Lucy, along with the business experts she headhunts especially for each individual project, works with private and family company clients across the country.
In the most part, this has centred around succession as a company owner steps away from the daily management of the company – but remains a shareholder – while the operations are undertaken by a management team.
“We help with recruiting the management team and putting in place mechanisms for those people to make decisions,” explains Lucy.
“We also assist the owner, who, as you can imagine, has been used to making all the decisions, move into the role of shareholder and instruct them on what kinds of questions they should be asking, how often they should be asking for information and what information they are entitled to.
Often the relationships between The Alchemists and the clients go on for many years.
“In succession, you can be dealing with very sensitive issues and we have to build trust,” Lucy says.
“We are always very clear with our clients that, unlike business coaching and mentoring which tends to centre around the individual, we will always put the business needs first. The result is that we often tell business owners things that are difficult for them to hear.”
Lucy also espouses the importance of looking at succession planning as early as possible to family businesses.
“The really clever families and entrepreneurs think about succession early on so it doesn’t become a problem,” she says.
“It’s a bit like driving a car: if you’re scanning the road, you can see potential hazards in plenty of time and do something about it. If you leave it to the last minute, it’s much riskier. You have to slam on your brakes and that’s when accidents can happen.”
Away from The Alchemists, Lucy continues to work on a variety of projects that centre around UK business. She is currently chair of the Enterprise Research Centre (UK) which is working with five universities, four banks, two governmental departments and one research council to build a body of authoritative data to determine whether government policies will help small and medium-sized businesses. She is also chair of the Asset Based Finance Association which looks to provide a reliable and high quality regulatory body for the sector.
Lucy has been a vocal Remain supporter and took part in many expert panel debates leading up to the EU referendum.
She continues to advocate the benefits of EU membership and the 48-year-old suspects she will be seeing fallout from Brexit for the rest of her working life.
“It’s going to be a very long process and some elements may take decades to settle down,” she says.
“Businesses thrive when there is stability and certainty. Smaller businesses have fewer resources to keep scanning the environment but they just have to get on with what they do best, not worry about things they can’t control and respond fast to changes that do arise.”
Given the theme of this issue, I am also keen to ask Lucy her opinion about gender equality in business.
“In my career, I have gone from absolutely the only woman in the boardroom to one of some. Do I think a 50/50 ratio is going to happen? No. Do I want to see that happen? No. I don’t like tokenism. I don’t want to believe I’m in a boardroom because I have two X chromosomes instead of an X and a Y. Similarly, I don’t think men want that either.”
Lucy also tells me about a conversation she had just days before we met.

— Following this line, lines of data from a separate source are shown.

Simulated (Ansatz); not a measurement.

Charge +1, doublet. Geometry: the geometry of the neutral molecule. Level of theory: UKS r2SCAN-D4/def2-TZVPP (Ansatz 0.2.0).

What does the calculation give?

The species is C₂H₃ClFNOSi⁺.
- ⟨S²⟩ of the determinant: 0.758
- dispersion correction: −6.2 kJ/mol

“I was at Stiller [a North East family run logistics company] and we were discussing why there weren’t more women truck drivers. [Commercial manager] Matthew Spiller told me that he believed it wasn’t because truck driving was about being macho or strong – it’s actually now much more about administration and customer service. Instead, he said, women weren’t attracted to truck driving because there are very few places where a truck can actually stop and the drivers can have their lunch and go to the toilet. He went on to say that if we were really serious about attracting more women into logistics and distribution, then the infrastructure on major roads needs to be looked at.
“I thought that was fascinating,” Lucy continues. “It’s something I had never thought about. But of course – as we know – it’s much easier for a man to go for a wee by the side of a motorway than it is for a woman,” she adds with a smile.
The conversation at the logistics facility has clearly provided Lucy with something new to pique her interest. It has also added to her arsenal of anecdotes that I’m sure she will continue to draw on to inform, inspire and challenge those who come into contact with this formidable authority on business.